Joey Bunch and John Frank ---- The Denver Post
When the Colorado legislature opens Wednesday, Republican leaders in the statehouse must find a way for new members to balance campaign promises against the political realities of sharing power with Democrats.
Democrats have been disciplined and forceful with control of both chambers the past two years. But with Republican gains in last fall's election, Democrats must deal with internal fractures between business-friendly, pro-gun members and those who support more liberal agendas on spending, regulations and tax breaks.
Both parties need every vote or the ability to cut deals that lawmakers in the chambers can live with.
The GOP won back the Senate with a one-seat majority and picked up three seats in the House. Democrats remain the majority party in the lower chamber with a 34-31 edge. Their fellow party member, Gov. John Hickenlooper, still has the final word on any bill that might divide the right and left or undo the work the Democrats did the past two years.

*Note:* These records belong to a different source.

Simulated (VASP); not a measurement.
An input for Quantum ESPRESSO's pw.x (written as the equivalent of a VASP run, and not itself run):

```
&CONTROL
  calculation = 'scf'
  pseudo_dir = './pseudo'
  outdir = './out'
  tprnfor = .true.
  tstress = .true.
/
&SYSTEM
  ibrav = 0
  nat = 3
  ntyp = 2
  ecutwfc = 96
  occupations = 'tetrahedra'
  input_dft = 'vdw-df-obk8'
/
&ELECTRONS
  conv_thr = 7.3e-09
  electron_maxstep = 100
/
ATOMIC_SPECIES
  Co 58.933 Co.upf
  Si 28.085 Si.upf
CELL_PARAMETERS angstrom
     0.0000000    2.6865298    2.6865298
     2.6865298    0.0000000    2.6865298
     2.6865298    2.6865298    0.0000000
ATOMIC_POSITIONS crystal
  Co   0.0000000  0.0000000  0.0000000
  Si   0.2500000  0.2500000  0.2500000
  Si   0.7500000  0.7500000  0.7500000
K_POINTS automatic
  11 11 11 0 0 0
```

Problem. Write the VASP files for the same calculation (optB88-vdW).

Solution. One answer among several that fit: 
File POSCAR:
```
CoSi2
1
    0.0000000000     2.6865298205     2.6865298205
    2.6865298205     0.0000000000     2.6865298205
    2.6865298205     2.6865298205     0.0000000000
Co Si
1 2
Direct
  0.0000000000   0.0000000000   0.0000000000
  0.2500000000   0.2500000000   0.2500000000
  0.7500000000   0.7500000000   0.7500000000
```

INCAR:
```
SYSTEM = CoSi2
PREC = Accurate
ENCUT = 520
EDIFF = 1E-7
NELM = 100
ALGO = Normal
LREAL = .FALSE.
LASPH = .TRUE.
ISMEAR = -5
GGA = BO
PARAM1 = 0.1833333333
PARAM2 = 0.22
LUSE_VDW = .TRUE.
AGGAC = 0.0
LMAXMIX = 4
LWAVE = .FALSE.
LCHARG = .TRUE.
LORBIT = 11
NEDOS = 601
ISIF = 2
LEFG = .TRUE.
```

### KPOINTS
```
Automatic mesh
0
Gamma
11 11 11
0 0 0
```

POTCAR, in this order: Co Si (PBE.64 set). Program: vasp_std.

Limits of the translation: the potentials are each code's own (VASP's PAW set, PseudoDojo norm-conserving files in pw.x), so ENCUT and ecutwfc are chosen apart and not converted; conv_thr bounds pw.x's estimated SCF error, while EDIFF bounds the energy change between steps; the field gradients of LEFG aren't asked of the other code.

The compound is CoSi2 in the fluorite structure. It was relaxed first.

"I think it puts more of a burden on (Senate President-elect) Bill Cadman and others to manage that caucus, and that's not going to be an easy lift," said Colorado political analyst and consultant Eric Sondermann. "Theoretically, it only takes one Republican to swing sides. In that situation, every Republican potentially becomes the swing vote on every issue. It's both an opportunity for productivity and an opportunity for mischief."